Another version of SWN includes a random-walk step for refining the scores besides the semi-supervised learning step of the earlier version .
SentiFull is another work that uses an automatic method for generating and scoring a sentiment lexicon . In this work some relations including synonymy, antonymy and hyponymy have been used for lexicon expansion in addition to derivation and compounding with known lexical units. The accuracy of scores has also been evaluated using a randomly selected list of terms from the generated lexicon annotated by human annotators.
In another work, a sentiment lexicon has been constructed automatically with domain specific polarity for terms . In addition, in a specific domain, differences between polarities of a word based on its aspects in the context was also taken into the consideration. In other words, depending on the aspects of each word in a context, different polarities may be assigned to that word.
Like many other languages, working on sentiment analysis in Persian is growing fast. However, there are rather limited works dedicated to building sentiment analysis resources and datasets for Persian. We cover the work related to developing sentiment lexicons for Persian in the following paragraph.

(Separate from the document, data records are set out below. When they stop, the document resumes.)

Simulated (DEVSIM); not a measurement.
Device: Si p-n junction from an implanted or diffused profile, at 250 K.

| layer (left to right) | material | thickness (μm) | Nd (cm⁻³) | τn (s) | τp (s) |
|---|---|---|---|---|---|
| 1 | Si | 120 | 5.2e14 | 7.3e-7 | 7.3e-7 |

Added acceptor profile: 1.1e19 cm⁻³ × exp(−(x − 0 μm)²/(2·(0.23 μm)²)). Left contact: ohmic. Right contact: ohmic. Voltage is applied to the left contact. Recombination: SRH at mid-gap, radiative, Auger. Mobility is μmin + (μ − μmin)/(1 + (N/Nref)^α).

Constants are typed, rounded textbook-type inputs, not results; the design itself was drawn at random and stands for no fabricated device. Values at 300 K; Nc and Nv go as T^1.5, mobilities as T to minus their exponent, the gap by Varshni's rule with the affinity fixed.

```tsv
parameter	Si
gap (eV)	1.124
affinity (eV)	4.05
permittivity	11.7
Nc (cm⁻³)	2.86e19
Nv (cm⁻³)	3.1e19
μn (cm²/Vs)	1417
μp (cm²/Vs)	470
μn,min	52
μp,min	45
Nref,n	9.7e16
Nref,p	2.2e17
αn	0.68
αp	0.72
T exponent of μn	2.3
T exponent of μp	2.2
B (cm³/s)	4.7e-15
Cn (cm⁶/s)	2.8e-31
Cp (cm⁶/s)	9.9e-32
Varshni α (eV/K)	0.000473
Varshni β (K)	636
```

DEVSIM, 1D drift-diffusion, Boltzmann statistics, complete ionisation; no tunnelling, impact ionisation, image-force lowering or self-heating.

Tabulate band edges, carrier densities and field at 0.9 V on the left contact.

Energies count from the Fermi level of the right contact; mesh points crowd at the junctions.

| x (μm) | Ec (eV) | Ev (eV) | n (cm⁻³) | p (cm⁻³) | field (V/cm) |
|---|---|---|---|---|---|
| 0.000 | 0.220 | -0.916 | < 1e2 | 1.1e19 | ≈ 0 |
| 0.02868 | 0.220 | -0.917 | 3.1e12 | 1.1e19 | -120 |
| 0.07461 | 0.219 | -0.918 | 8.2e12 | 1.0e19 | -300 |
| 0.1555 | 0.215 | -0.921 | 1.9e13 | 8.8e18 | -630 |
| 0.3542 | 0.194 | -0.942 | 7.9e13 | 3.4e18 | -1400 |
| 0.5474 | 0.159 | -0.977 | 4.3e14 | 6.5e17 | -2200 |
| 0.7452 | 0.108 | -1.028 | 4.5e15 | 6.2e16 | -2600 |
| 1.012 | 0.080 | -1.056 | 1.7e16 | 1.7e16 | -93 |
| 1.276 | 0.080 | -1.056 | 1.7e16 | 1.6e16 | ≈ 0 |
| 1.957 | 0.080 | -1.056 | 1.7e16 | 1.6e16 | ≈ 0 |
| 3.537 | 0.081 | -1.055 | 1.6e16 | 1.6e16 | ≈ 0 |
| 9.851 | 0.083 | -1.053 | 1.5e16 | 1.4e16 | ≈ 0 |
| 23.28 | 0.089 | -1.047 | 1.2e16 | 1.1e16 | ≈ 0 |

Persian Clues is a sentiment lexical resource that has been developed for Persian . Two main steps are taken for building Persian Clues. An initial set of clues is collected using an existing English lexical resource in the first step . Then, in the second step, errors in the initial seed are removed and final clues are created. In another work, a sentiment lexicon for Persian is created using the SentiWordNet and the Persian wordnet named FarsNet . The idea behind building the lexicon is mapping each SentiWordNet entry to its equivalent in FarsNet (if available) using WordNet. In another study, a Persian sentiment lexicon has been generated using an existing English lexical resource, Subjective Clues  . The method for building the lexicon is based on translation and is identical to previously mentioned methods for developing Persian sentiment lexicon.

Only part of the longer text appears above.